Michael Zullo, the investigator who took center stage at Arpaio's news conference last week, has already co-authored an e-book about his investigation and is selling it for $9.99 on Amazon and Barnes & Noble.
The book gives Zullo a financial motive to continue stoking the flames of a conspiracy theory that has been debunked numerous times by an array of independent investigations.
On Thursday, Arpaio and Zullo took to a podium in Phoenix to declare that after six months of investigating they believe the president's birth certificate is a computer-generated forgery.
In doing so, they joined the ranks of a fringe group of writers and activists who generally believe Obama is ineligible to be president because they doubt he was truly born in the United States.

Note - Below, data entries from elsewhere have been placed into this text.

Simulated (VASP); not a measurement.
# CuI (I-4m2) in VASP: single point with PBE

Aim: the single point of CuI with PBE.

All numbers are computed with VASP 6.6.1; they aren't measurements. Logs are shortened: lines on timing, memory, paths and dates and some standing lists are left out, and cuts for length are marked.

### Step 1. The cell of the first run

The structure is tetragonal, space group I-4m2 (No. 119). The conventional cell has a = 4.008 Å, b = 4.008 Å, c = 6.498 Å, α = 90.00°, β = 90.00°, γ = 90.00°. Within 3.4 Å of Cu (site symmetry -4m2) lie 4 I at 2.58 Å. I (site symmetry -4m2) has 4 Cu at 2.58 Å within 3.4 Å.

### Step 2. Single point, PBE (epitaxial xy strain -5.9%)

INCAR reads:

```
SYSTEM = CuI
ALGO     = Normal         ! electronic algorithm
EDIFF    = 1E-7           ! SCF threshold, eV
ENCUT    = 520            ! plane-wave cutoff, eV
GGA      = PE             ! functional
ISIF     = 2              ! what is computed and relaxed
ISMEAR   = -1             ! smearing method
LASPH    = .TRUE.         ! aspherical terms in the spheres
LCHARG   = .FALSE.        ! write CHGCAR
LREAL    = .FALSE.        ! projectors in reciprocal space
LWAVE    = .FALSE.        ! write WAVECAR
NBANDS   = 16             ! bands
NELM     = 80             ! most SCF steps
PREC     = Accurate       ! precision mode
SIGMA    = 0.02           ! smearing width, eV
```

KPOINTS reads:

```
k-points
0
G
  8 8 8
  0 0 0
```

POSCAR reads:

The pair stopped short of saying they believe the president is illegitimate, but Arpaio said repeatedly that the investigation is "not over."
A day before the grand announcement, Zullo's e-book quietly went up for sale online. It was first spotted on Friday by a journalist for Phoenix television station KTVK.
Zullo wouldn't be the first person to have an eyebrow-raising event benefit their book sales. In January, Arizona Gov. Jan Brewer (R) turned a tarmac confrontation with President Obama into big time book sales, with her "Scorpions For Breakfast" skyrocketing on Amazon's best seller list.
Zullo's book was co-authored by Jerome Corsi, a writer for the conservative website WorldNetDaily who has been hawking the notion of a phony birth certificate for years. Corsi published his own book last year called "Where's the Birth Certificate? The Case that Barack Obama is not Eligible to be President."
Corsi also took part in last week's news conference and said he fed information and documents to investigators.
He told the Phoenix TV station that he and Zullo are splitting the profits from the new book, which is similarly titled "A Question of Eligibility: A Law Enforcement Investigation into Barack Obama's Birth Certificate and His Eligibility to be President." Neither Arpaio nor the sheriff's office would be making any money from the book, he said.
"Since he's a volunteer, Mike owns his work product and as such, he's permitted to utilize that work product for compensation," Corsi told the news station.
The sheriff has said the investigation was being conducted by his volunteer "Cold Case Posse" and its expenses were paid for by private donations, without any money coming from taxpayers.
But more recently, Arpaio said he is considering handing the investigation to some of his office's detectives, who are funded by taxpayers, because the volunteers found what he described as "probable cause" to believe a crime was committed in the creation of the birth certificate.
Zullo could not be reached for comment. A sheriff's spokesman told TPM on Monday that Arpaio knew a book was in the works and he was OK with it.
"The Sheriff does not believe that it will cloud the investigation and that the facts will speak for themselves," spokesman Jeff Sprong wrote in an email.
On Sunday, an opinion piece carrying the sheriff's name was printed in the Arizona Republic. Arpaio complained that the "biased media" had belittled his probe.
"They were practically salivating at the opportunity to embarrass me, my highly capable group of volunteer investigators and literally anyone else who would dare show an interest in the possibility that this investigation could lead to any real credible evidence into what they claim has already been 'looked into' or 'widely debunked,'" the piece said.
Arpaio wanted the media to look at the details he, Zullo and Corsi laid out during their lengthy news conference.
The sheriff did not mention, however, that much of their investigation was centered on a theory — involving "white halos" and "layers" from a digital scan of the birth certificate — that was already investigated and proven to be false by the conservative National Review Online before his own inquiry even began.